Phi Beta Cons

‘But You Don’t Look Like an Engineer . . .’

That’s the title of a piece in this week’s Chronicle of Higher Education by two female engineering professors who bewail the failure of universities to hire, well, more female engineering professors. The piece is what you would expect, but the beginning and end are especially noteworthy.

The piece begins, “As female engineering professors, we often find that people do a double take when we tell them what we do. ‘There are women?’ they say. ‘In engineering?’” Now, come on — really? I don’t know either of these women, and I think highly of engineers (my father is one), but this sounds made up to me.

More troubling is the conclusion:  “We’d like to say that quality and diversity are completely unrelated characteristics. In fact, they are not. Numerous studies have shown that women are held to higher standards than their male counterparts, and in fact need to be more productive than men to be seen as equally productive. So the next time you are deciding between a male and a female candidate, a rational scientific decision would be to hire the woman.” 

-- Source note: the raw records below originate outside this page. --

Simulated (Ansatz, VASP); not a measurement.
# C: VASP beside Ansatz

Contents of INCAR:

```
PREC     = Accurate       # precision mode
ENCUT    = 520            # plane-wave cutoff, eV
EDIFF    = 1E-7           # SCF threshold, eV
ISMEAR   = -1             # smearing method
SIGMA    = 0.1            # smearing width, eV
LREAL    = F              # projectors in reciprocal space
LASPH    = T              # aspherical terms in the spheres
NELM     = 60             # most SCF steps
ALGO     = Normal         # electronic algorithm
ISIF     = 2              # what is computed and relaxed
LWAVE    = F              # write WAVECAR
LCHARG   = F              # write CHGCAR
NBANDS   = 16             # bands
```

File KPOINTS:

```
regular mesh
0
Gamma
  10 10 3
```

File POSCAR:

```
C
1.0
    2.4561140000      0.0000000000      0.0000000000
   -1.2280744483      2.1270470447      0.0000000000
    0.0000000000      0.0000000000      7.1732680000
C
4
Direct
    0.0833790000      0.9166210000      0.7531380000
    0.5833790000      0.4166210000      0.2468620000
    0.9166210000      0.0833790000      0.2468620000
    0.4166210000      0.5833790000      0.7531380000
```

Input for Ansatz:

Now, I’m glad that they would like to say that quality and diversity have nothing to do with each other; I agree. And I will accept for the sake of argument that “numerous studies” show women are held to higher standards than men (I would note that, if true, this may result from women being perceived as “diversity hires”). But it does not follow from this that women should be given hiring preferences. The solution is, instead, to hold men and women to the same standards. Not only is this the more “rational” thing to do, but it’s also what the law requires.